This is the wrenching tale of Zulaikah, an Afghani girl who lives with a cleft palate that has earned her the nickname of Donkeyface from the bullies in her neighborhood.  It is a modern story, set after the defeat of the Taliban.  Zulaikah lives with a harsh taskmaster of a stepmother, her beloved older sister, and two younger brothers.  Despite her face, she is the one her stepmother sends to the  market for supplies, giving the other children a chance to mock her.  With the Americans in town, Zulaikah is offered the chance to have her face repaired.  She also meets Meena, an old friend of her late mother who offers to teach her to read.  These are immense opportunities for her, but will she be allowed to take advantage of them?

Reedy is a debut author  who served in Afghanistan with the National Guard.  Zulaikah’s story is based on a girl he met in Afghanistan.  Reedy has created a marvelous lens for readers to better understand Afghanistan, its culture and its people.  The day-to-day life shown here is so very different from our own, that one never forgets that this is a different country.  Yet Zulaikah’s hopes and dreams are universal.  So this book manages to offer a view of a foreign country at the same time it is showing our united humanity.

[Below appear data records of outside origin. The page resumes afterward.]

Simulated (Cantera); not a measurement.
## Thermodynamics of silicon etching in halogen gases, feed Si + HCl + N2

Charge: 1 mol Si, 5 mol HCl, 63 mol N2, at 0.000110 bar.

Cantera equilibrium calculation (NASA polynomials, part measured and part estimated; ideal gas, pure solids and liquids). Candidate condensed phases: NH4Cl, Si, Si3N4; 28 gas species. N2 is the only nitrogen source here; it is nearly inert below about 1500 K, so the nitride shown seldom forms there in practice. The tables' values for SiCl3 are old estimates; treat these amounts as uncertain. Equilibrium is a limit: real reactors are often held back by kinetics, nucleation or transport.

Zulaikah is a heroine who has seen unthinkable things, lives with a very visible disability, and yet remains hopeful about the future.  She is a girl living in a culture that devalues women and girls, and while she searches for someone to teach her to read, she is not straining against the culture she is a part of.  That is a large part of what makes this book so successful.  This is a girl who is a product of her family and culture, yet radiant with inner beauty and always hope.

This is a particularly timely book that offers a perspective of modern Afghanistan.  It also offers a very human character who will have you viewing news of Afghanistan differently, now with a spirited girl to inspire understanding.  Appropriate for ages 11-13.

Reviewed from ARC received from Scholastic.